I added the mapping files to this branch and have staged them in their corresponding locations on the lcrc local inputdata location for testing
@xylar -- your test may have failed because there were no mapping files specified in config_grids. I'm running something similar right now
Aaaah! It would be nice if E3SM gave an error that hinted a bit more in that direction but that certainly does sound like a good reason I was having problems!

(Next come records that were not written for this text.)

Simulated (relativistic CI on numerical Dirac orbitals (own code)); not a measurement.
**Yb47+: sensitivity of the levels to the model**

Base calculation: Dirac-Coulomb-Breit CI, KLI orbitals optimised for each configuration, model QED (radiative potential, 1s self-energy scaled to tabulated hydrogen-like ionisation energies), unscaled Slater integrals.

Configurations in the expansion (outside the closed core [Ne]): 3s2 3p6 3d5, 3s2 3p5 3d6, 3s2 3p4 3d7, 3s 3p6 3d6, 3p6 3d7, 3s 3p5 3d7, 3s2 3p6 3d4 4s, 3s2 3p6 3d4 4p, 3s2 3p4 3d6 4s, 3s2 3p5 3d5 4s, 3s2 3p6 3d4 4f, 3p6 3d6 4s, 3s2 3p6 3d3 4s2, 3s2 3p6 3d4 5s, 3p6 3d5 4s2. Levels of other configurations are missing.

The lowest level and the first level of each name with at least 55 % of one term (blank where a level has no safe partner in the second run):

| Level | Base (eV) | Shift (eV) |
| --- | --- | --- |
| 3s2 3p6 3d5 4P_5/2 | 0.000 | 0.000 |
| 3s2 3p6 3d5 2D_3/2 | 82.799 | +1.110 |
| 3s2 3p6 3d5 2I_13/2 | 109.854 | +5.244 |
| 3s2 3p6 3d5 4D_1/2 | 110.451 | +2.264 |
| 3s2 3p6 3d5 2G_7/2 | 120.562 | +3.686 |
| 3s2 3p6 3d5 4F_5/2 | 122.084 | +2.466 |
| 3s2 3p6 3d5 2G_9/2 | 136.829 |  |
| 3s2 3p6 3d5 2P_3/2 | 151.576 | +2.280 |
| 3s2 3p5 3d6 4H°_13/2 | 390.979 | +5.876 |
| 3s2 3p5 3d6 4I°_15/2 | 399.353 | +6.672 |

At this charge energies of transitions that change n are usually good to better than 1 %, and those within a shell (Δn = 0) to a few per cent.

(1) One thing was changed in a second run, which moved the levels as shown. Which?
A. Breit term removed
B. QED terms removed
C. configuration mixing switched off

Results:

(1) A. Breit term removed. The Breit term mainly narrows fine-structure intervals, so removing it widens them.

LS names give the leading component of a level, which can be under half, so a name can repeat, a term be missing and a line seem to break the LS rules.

@xylar -- ah, I think E3SM would throw an error if a mapping file had been defined, but those mapping file entries were defined but blank so no file to even look for... But I was incorrect, that's not why your test failed. I ran something similar and saw the same error in the e3sm log. But MALI was throwing errors about not having xtime=0.0 in the file, and somehow that's the error e3sm ended up with? Anyway, @matthewhoffman -- I think in general we remove xtime from these files. I tested with that and got a new error about nEdgesOnCell being greater than maxEdges. I checked values in the initial file and saw this:
ncks -H -d nCells,1 -v nEdgesOnCell ais_8to30km.20231222-no-xtime.nc | more
netcdf ais_8to30km.20231222-no-xtime {
dimensions:
nCells = 1 ;
variables:
int nEdgesOnCell(nCells) ;
data:
nEdgesOnCell = 1072693248 ;
} // group /
so something is very wrong with ais_8to30km.20231222.nc
@jonbob and @xylar , thanks for brining these issues to my attention. As discussed, @trhille and I are working on an updated 4km initial condition. I'll update the PR with that file and investigate the 8km file issue after returning from the SciDAC meeting next week (or possibly while I'm there).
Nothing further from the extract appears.